And that's assuming we don't bother to stop anywhere to smell the roses.
Now what you've missed here is the *cost* of such travels. Ability to travel such distances does not translate into actually doing it. We certainly could have been colonizing Mars 10 years ago, but we haven't yet, largely due to the enormous costs of getting there, but more than anything the lack of any motivation to launch such a daunting venture: there's no profit in it!
It's hard to *assume* that all civilizations will somehow expend more than all of their available resources to get to such a level of colonization?
To see why, you might take some time to look at not just the time required, but the *energy* required to actually get to Alpha Centauri, even under the rosiest assumptions of fuel efficiency.
The more interesting issue that you ignore is the issue of survival. Considering what we've done--even if you want to argue that the world is only 5000-odd years old--in our history, coming very close to anhilating the planet ourselves, in addition to the many other forms of natural extermination out there (very large comets created by hydroplate squiring if you'd like), it will be a miracle if we're able to get ourselves to a--hopefully habitable--planet orbiting Alpha Centauri (which is
possible, but by no means certain) before we disappear.

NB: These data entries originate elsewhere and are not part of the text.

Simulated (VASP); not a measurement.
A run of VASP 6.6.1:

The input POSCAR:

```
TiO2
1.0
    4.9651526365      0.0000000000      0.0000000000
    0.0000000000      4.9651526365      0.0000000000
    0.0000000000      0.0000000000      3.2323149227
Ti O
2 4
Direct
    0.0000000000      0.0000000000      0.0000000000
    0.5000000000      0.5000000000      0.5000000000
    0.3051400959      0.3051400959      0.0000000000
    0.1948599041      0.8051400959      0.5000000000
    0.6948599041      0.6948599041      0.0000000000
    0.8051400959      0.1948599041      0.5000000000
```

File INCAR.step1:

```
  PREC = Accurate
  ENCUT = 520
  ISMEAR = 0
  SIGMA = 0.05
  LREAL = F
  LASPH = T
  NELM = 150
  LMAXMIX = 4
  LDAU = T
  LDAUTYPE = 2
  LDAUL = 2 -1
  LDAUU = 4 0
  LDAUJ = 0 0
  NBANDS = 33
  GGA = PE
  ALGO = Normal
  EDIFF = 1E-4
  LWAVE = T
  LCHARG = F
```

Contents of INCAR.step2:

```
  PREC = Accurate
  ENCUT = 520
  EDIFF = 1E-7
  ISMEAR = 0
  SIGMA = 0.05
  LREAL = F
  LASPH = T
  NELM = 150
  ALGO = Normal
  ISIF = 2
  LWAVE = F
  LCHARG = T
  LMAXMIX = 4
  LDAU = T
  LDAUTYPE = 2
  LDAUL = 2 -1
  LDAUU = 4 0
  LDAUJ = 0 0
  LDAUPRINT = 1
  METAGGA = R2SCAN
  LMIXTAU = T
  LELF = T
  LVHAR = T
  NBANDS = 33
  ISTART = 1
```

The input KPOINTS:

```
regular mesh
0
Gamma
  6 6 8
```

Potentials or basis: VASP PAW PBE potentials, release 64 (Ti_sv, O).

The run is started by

If you do grant evolution and the fact that most species transform rather dramatically in time spans measured in millions of years, and that's assuming that we're in one of those branches that doesn't simply become extinct. But if we did we might not recognize ourselves, or be able to necessarily assume that we'd be more intelligent then than now.
Quote:
Originally Posted by tedrick79
Point is that unless alien species evolves preciesly when we did - they are just not there. Or we will pave over them in the next million years.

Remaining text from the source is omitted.